Browse Forums

extending_nifti

6 Subscribers

extending_nifti > Extending NIFTI Discussion

Showing 1-10 of 10 posts

Extending NIFTI Discussion

Extending the NIfTI format

This forum is intended for any ideas, comments and discussion related to extending the existing NIfTI format to create a more advanced format for neuroimaging data. It is for things beyond those changes recently proposed by the NIfTI committee for the creation of a NIfTI-2 format (an intentionally small update to the NIfTI-1 format to allow 64-bit storage and addressing for large images and matrices - see www.nitrc.org/forum/forum.php?forum_id=1941). This discussion of future formats is actively encouraged to interact and overlap with similar efforts on informatics and datasharing, such as INCF datasharing (www.incf.org/core/programs/datasharing).

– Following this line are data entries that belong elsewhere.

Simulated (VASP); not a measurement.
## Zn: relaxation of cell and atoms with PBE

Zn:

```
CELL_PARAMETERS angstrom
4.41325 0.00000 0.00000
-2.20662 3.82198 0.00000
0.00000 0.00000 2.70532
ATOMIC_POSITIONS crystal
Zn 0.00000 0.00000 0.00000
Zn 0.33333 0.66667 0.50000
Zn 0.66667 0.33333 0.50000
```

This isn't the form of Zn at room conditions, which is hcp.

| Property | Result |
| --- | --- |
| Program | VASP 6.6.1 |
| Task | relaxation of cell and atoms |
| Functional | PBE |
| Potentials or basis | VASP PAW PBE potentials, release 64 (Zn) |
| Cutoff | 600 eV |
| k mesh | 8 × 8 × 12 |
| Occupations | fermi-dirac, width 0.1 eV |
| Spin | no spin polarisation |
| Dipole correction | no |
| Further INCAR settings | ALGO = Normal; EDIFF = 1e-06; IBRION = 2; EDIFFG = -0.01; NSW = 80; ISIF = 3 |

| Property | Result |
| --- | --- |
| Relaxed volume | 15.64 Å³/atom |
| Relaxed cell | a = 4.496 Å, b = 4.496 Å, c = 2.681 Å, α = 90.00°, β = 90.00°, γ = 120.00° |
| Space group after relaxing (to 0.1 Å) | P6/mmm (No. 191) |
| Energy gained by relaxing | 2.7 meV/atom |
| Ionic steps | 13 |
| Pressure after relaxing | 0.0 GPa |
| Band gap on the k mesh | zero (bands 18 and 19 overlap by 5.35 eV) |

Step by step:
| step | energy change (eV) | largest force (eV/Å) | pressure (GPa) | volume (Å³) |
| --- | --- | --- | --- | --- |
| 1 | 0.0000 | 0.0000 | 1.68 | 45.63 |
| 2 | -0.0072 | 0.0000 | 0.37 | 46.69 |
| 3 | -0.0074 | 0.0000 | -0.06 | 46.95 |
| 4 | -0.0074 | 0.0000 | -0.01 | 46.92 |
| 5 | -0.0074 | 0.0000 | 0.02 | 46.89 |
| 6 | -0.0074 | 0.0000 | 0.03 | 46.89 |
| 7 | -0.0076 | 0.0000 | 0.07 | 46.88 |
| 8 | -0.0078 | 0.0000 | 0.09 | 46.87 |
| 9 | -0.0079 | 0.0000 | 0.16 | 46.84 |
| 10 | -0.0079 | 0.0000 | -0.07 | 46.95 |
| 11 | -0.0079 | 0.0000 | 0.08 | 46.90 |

RE: Extending NIFTI Discussion

thank you for opening this discussion. along with larger image sizes and aggregation of data across increasingly large studies, there is a need for:

a. serializable compression and the ability to operate on a single voxel/plane time-series or a single volume of a 4D-volume.
b. extended sequence meta-data derived from different pulse-sequences (for example, multiple echo-times and flip angles for flash scans) that are useful for reconstruction algorithms
c. an extensible schema for neuroimaging data formats that's consistent across conversion from manufacturers own dicom fields

one option that addresses (a,b) is HDF5 (http://www.hdfgroup.org/HDF5/). the MINC2 (link) format uses HDF5 and is a good option to look into as a starting point.

for c, the XCEDE and XNAT schemas are steps in that direction, but we haven't had much buy-in from the community at large. however, with increasing public distribution of large scale studies, it's worthwhile to start considering/extending some of these options seriously.

RE: Extending NIFTI Discussion

Originally posted by Satrajit Ghosh:

a. serializable compression and the ability to operate on a single voxel/plane time-series or a single volume of a 4D-volume.

one option that addresses (a,b) is HDF5 (http://www.hdfgroup.org/HDF5/). the MINC2 (link) format uses HDF5 and is a good option to look into as a starting point.

Indeed, I agree with Satra that as data gets bigger and computing power increases faster than bandwidth, storing huge data to disk is going to become more and more of a bottleneck. In other words, I/O on large data files will be very problematic soon.

Two methods are usually employed to mitigate these problems. First making the data access local on the disk. This requires abandonning the hyper-cube representation for storage and saving the data as blocks, or chunks, that can be sliced locally on the disk in every direction.
Second, compression, if it is implemented with a seekable and stream-capable compression algorithm (not gzip), can render the I/O faster. Both approaches can be combinned.

Optimal implementation of the above suggestion is a lot of work. However, the HDF library has tackled these problems efficiently, and it already available in most scientific computing environment. As a matter of fact, even Mathwork, a company with huge resources, ditched their own I/O library to use HDF5 for the most recent data saving formats.

RE: Extending NIFTI Discussion

one option that addresses (a,b) is HDF5 (http://www.hdfgroup.org/HDF5/). the MINC2 (link) format uses HDF5 and is a good option to look into as a starting point.

I've been beaten to the punch!?

What also might be worth considering is that this is not a new idea
(NifTi2 == MINC2), this was mooted many moons ago at the various NifTi DFWG meetings.

There are also other advantages to HDF5 (and thus MINC) that are worth considering.

* Don't underestimate the advantages/power of block structured file formats,
on the fly compression for one. (currently bzip in MINC2)

* 'Limitless' header/metadata that can be exported/read/written as
XML thanks to HDF5's XML tools.

* Immunity to byte swapping.

* HDF5/MINC2 has something called an apparent dimension order [1],
this means you can request a volume be loaded or indeed a hyperslab
from a volume in any dimension order you choose. This is achieved via block storage.

* Big files. I have histology reconstructions (from mice) that are approaching 1TB,
things still 'just work' with this sort of approach with little memory footprint and no swapping.

Granted installing HDF5 introduces some pain on some platforms,
(CentOS where be thy HDF5 RPM!?!?!) but for something like ubuntu/debian
this has been packaged for ages.

It might be instructive to look as some of Jason Lerch's excellent tutorials on
MINC2 to give an idea of what can be done with HDF5.

Hyperslabs: http://en.wikibooks.org/wiki/MINC/Tutori...

There are also a few more here:

http://en.wikibooks.org/wiki/MINC/Tutori...

a

[1] - Apparent dimension order: http://en.wikibooks.org/wiki/MINC/Refere...

RE: Extending NIFTI Discussion

Thanks, Mark, for starting this conversation.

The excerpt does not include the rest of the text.